If you’re into podcasts (who isn’t?), and you happen to make your living as a trusts and estates attorney, you’re going to love a recent episode of the Future Perfect podcast entitled Dead people leave billions in their wills. How long do we have to listen to them? Here’s an excerpt from the show notes:
We don’t let dead people vote.
We don’t let dead people run for political office.
But we do let dead people donate money that shapes the world, using charitable trusts.
And as we learn on this episode of the Future Perfect podcast, letting zombie donors pull the strings often doesn’t turn out all that well….
Ray Madoff, a professor at Boston College Law School, wrote a whole book about people donating from beyond the grave, called Immortality and the Law: The Rising Power of America’s Dead.
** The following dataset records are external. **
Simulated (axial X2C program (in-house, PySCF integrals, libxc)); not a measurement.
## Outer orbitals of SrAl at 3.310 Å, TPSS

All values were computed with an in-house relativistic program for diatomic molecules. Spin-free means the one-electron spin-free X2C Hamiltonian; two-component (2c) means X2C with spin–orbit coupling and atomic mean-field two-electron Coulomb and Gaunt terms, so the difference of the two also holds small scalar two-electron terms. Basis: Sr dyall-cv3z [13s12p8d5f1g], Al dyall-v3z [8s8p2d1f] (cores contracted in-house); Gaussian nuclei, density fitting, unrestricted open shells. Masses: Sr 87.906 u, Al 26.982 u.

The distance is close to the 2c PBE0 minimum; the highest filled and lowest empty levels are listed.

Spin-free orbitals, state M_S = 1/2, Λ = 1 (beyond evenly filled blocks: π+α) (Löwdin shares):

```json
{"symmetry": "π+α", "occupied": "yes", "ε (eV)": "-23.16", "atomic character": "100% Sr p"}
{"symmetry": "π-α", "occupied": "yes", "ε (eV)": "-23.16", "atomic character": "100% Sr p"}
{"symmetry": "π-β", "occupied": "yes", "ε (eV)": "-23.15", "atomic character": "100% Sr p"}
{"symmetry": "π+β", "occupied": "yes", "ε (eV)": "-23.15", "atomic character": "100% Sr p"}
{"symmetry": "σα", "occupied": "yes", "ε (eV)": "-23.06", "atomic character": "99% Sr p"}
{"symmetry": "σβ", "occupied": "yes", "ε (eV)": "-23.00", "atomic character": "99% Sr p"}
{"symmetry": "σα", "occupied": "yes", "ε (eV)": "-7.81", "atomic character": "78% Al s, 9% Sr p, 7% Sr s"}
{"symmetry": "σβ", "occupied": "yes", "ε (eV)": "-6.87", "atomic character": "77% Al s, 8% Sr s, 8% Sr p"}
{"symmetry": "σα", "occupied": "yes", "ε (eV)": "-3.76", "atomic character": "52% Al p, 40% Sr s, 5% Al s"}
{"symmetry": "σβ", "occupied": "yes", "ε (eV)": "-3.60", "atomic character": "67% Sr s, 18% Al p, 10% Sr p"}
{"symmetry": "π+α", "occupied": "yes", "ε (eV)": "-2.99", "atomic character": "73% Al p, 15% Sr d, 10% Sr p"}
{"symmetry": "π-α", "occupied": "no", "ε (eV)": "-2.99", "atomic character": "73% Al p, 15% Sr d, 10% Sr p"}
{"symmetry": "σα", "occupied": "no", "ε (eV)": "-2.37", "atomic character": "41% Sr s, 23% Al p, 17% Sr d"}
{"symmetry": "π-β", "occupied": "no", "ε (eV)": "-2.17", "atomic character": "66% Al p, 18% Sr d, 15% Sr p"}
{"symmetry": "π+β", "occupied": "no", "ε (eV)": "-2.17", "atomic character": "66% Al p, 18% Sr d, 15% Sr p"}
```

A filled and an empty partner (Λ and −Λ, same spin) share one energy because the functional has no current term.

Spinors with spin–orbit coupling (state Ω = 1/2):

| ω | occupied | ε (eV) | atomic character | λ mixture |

She says the all-powerful zombie donor is a relatively new American phenomenon.
For the first century or so after the American Revolution, the idea that the dead would have much control over the resources of the world seemed very undemocratic. But then came the Gilded Age, and the rise of a class of unprecedentedly rich people. Some of these robber barons were willing to spread their wealth around — in exchange for immortality. And that immortality came in the form of charitable trusts that lasted forever.
In the decades since, perpetual charitable trusts have become the norm.
The problem? Forever is a long time. And when donors write specific instructions in their trusts, they can’t predict the ways the world will change.